Data wrangling

Data wrangling#

A lot of time and effort in bioinformatics is spent arranging data in the correct way or correct format (aka “data wrangling”). Consequently, it is very useful to know how to filter and rearrange data files. In these exercises, we will learn some of the commands we use to do this.

The command sort will sort each line of a file, alphabetically by default, but other options are available.

# Sort some example files
cat  /nfs/teaching/551-0132-00L/2_Good_practices/sort_words.txt
sort /nfs/teaching/551-0132-00L/2_Good_practices/sort_words.txt

#Sorting nummerically with the -n option
cat /nfs/teaching/551-0132-00L/2_Good_practices/sort_nums.txt
sort -n /nfs/teaching/551-0132-00L/2_Good_practices/sort_nums.txt

The command cut allows you to extract a single column of data from a file, for instance a .csv or .tsv file. The parameter -f describes which column will be extracted and can also be used to extract multiple columns.

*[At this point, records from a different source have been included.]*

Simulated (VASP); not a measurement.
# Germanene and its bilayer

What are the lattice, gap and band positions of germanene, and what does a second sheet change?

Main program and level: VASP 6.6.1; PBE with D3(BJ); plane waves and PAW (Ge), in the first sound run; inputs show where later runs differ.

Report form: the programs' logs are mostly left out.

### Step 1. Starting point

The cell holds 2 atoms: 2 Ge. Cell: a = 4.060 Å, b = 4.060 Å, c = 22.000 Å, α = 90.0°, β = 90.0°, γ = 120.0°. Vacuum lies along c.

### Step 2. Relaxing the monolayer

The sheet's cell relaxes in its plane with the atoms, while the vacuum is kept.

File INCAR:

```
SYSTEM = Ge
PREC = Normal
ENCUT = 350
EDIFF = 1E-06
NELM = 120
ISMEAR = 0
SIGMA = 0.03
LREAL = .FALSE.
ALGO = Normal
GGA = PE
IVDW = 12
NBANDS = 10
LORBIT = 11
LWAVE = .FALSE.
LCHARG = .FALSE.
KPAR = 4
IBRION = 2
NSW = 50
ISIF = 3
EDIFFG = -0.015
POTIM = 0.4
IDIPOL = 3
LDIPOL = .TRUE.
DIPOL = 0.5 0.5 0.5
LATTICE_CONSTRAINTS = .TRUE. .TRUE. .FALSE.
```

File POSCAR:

# Look at some experimental metadata and extract the column we are interested in
less /nfs/teaching/551-0132-00L/2_Good_practices/metadata.tsv
# Extract the 4th column from left to right
cut -f 4 /nfs/teaching/551-0132-00L/2_Good_practices/metadata.tsv
# Extract multiple columns
cut -f 4,5 /nfs/teaching/551-0132-00L/2_Good_practices/metadata.tsv

The command uniq compresses adjacent repeated lines into one line, and is best used with sort when combining commands (see below).

# Look at a file and remove adjacent repeated lines
less /nfs/teaching/551-0132-00L/2_Good_practices/uniq_nums.txt
uniq /nfs/teaching/551-0132-00L/2_Good_practices/uniq_nums.txt

# Count how many times each value is repeated
uniq -c /nfs/teaching/551-0132-00L/2_Good_practices/uniq_nums.txt

Exercise 1.8#

Exercise 1.8

  • Use the sort examples above and see what happens when you try to sort the sort_nums.txt file without the -n flag.

# Sort sort_nums.text without -n
sort /nfs/teaching/551-0132-00L/2_Good_practices/sort_nums.txt
# The file will be sorted alphabetically
  • Look at the file /nfs/teaching/551-0132-00L/2_Good_practices/sort_tab.txt.

# Look at sort_tab.txt
less /nfs/teaching/551-0132-00L/2_Good_practices/sort_tab.txt
  • Extract the second column of this file using cut.

# Extract the second column
cut -f 2 /nfs/teaching/551-0132-00L/2_Good_practices/sort_tab.txt
  • Use the uniq examples above, then check with uniq -c that each line in sort_tab.txt is unique.

# Check file with uniq
uniq -c /nfs/teaching/551-0132-00L/2_Good_practices/sort_tab.txt
# Each value in the first column is 1 - no repeats!